It has been a year of ironies: President Trump’s personal lawyer, Michael Cohen, once said he would take a bullet for Trump and now seeks to destroy him (and to do so pro bono). Sen. Ted Cruz (R-Texas) once denounced Trump for suggesting Cruz’s father was a presidential assassin but now politically relies on and praises the man who called him “Lying Ted.” 

The greatest irony of all, however, could be how the newspaper that Trump loves to call “the failing New York Times” succeeded in delivering to him what he has long wanted: a clean shot at firing Attorney General Jeff Sessions and Deputy Attorney General Rod Rosenstein, and then installing a new AG to oversee special counsel Robert Mueller. To make this more bizarre, Trump could rely for all this on the man he publicly called on to be fired and possibly prosecuted — former FBI Acting Director Andrew McCabe.{mosads}

The Times dropped a bombshell story late Friday that Rosenstein discussed secretly recording Trump and seeking cabinet support to force him out of office as being incapacitated under the 25h Amendment. Rosenstein denies the story as “inaccurate and factually incorrect,” insisting “there is no basis to invoke the 25th Amendment.”

However, McCabe reportedly wrote memos stating that Rosenstein did discuss the possibility of taping and entrapping the president. Trump has previously referred to McCabe’s memos as “fake.”

At least one source has said the comments about secret taping were made in jest. Of course, joking about secretly taping your boss or forcing him from office is not a huge improvement, particularly when you are technically controlling a special counsel’s investigation of the president. Even in jest, it fulfills Trump’s long narrative of a Justice Department set against him from the outset.

So how could the Times clear the way for Trump to clean house at Justice and end up with Mueller directly controlled by an attorney general of his choosing? Simple.

First, based on these reports, Trump could fire Rosenstein for being, at best, insubordinate or, at worst, conspiratorial. Trump could then put in place the person he hopes would replace Sessions one day, and that replacement would take over supervision of Mueller and his investigation. Trump could then wait until shortly after the November midterm elections to fire Sessions — as he is widely expected to do anyway — and name his new deputy attorney general as acting AG. He would then have the attorney general of his choosing to oversee Mueller, on an acting basis and pending confirmation.

Both the attorney general and deputy attorney general are subject to Senate confirmation. The president, however, can appoint an acting attorney general or acting deputy when the Senate is in recess. Trump could use a recess in coordination with the Republican-held Senate. Even if the Senate flips in the midterms, there will be a lame-duck — and potentially cooperative — Senate from November to January.

Trump also could simply make an appointment as he did when he fired Acting Attorney General Sally Yates after she ordered the Justice Department not to defend his immigration orders. The only wrinkle in this scenario is a long-debated statutory provision under the Federal Vacancies Reform Act. The act allows a president to appoint an acting official when a Senate-confirmable officer “dies, resigns, or is otherwise unable to perform the functions and duties of the office.” Yet, there has always been a good-faith objection to using the act to replace a fired official. With Yates, the issue was narrower because she was, in fact, refusing to perform her duties by ordering the department not to assist the sitting president — a position I believe was unwarranted and justified her termination.

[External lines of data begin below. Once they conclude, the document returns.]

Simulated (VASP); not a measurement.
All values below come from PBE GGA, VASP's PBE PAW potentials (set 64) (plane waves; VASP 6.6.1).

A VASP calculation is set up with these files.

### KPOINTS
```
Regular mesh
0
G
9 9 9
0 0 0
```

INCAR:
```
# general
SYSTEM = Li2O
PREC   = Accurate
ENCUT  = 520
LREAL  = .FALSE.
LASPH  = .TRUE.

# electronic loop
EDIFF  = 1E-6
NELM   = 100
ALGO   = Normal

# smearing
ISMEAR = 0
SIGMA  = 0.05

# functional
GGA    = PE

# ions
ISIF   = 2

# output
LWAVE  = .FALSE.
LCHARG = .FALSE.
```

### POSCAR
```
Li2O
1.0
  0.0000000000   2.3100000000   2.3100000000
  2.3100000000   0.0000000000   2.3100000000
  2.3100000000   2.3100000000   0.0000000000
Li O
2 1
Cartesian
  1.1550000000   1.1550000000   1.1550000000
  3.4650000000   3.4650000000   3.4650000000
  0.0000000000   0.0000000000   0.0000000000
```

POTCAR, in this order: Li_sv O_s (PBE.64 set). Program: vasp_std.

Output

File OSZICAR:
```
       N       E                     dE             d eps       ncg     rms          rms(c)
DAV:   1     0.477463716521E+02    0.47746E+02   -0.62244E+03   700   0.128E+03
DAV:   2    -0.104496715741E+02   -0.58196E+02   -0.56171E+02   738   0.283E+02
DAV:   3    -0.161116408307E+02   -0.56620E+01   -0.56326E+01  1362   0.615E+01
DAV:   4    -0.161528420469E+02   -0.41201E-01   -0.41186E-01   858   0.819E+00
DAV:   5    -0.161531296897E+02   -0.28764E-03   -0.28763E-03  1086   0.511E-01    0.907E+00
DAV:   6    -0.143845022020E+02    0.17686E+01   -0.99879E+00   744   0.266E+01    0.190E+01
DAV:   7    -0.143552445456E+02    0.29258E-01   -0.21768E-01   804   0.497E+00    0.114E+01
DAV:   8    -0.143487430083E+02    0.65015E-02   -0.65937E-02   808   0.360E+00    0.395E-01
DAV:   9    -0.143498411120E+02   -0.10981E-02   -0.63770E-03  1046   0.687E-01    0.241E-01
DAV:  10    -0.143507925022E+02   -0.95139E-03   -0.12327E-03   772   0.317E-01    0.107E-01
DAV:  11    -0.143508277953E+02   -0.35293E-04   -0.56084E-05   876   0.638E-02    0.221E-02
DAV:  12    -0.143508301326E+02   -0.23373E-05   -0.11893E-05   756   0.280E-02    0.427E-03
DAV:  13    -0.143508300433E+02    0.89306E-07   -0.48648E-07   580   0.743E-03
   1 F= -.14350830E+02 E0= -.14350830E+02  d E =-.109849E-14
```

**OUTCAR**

This, however, would be different. This would be a straightforward, old-fashioned “Apprentice”-like firing. Other provisions in statutes and the Constitution refer to “removal from office” but not this act. Accordingly, Rosenstein could not challenge the right to fire him — but others could challenge the legitimacy of someone being appointed to replace him on an acting basis.

In the end, with either a continuing or a lame-duck Republican Senate, Trump likely could force out both Rosenstein and Sessions and use his longtime foes — the New York Times and Andrew McCabe — as supporting evidence. And he could do it before the November election, by citing the Times story and the McCabe memos to prove a now-irreconcilable relationship with Rosenstein.

None of this means that firing either of these men would be advisable or warranted. 

I have said before that the president is wrong in his criticism of Sessions, who did the right thing in recusing himself from the Russia investigation. And while I have criticized Rosenstein over what I view as his conflicts of interest (as well as a poor choice of Mueller as special counsel, given Mueller’s own conflicts), I have opposed firing him or otherwise hindering the Mueller investigation. I still believe it is in the interests of the country for both Sessions and Rosenstein to stay in their positions for the duration of the Mueller investigation, if not beyond.

However, “the failing New York Times” relying on McCabe’s “fake memos” could give Trump the perfect “non-obstructive” reason to start the expected firings early. He could then have in place an acting or actual attorney general who orders the completion of the Russia investigation by a date certain. Even more striking is that it would be Rosenstein, not Trump, who loses his job over alleged ill-advised, offhand comments. 

Merriam-Webster defines irony as that “incongruity between the actual result of a sequence of events” and “the expected result.” If so, we are living in truly interesting and ironic times.